Hall to focus on Collie Smith at KCOB function
West Indies cricket great Rev Wes Hall will focus on the contribution made by former West Indies all-rounder, Jamaican O’Neil Gordon ‘Collie’ Smith, when he addresses the annual reunion dinner of the Kingston College Old Boys Association at the Hilton, Kingston Hotel, this evening at 7 o’clock, the organisation said in a news release.
Hall, 72, played Test cricket with Smith during the 1950s, before the Jamaican’s untimely death in a motor vehicle accident in England in 1959.
Smith, the brother of former Jamaica cricketer and present first vice-president of the Jamaica Cricket Board, Lindel Wright, was the fourth West Indian to score a century on debut.
He totalled 1331 runs from 26 Tests at an average of 31.69 and a best of 168 against England. He also took 48 wickets at 33.85 each.
The KC Old Boys will also honour members of the victorious Manning Cup squads of 1964 and 1965 which won all schoolboy football titles available.
The five surviving members of the school’s first successful Manning Cup team in 1949 will also be recognised.

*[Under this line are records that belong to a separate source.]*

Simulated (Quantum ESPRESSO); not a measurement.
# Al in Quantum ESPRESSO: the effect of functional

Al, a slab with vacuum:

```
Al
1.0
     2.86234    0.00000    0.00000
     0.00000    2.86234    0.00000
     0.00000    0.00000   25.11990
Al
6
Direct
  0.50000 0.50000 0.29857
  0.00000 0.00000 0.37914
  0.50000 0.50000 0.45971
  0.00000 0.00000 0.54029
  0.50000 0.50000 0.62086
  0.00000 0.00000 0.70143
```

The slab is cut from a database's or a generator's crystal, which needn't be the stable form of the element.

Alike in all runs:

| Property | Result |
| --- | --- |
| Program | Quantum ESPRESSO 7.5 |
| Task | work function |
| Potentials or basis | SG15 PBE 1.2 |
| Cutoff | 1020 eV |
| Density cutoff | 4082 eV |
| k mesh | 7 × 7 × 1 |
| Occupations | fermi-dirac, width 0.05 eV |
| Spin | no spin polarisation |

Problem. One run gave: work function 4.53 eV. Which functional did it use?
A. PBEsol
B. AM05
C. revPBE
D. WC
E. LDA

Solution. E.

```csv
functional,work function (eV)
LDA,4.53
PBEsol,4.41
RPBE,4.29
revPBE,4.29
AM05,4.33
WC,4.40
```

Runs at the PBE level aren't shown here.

Hall took 192 wickets in 48 Tests between 1958 and 1969, with a best of seven for 69 against England at Sabina Park in 1960. He ended with 546 wickets from 170 first class matches.
After his retirement, he served as a selector and manager of the West Indies team and president of the West Indies Cricket Board from 2001 to 2003.
A former Member of Parliament and senator and minister of tourism in Barbados, Hall now serves as a Pentecostal minister.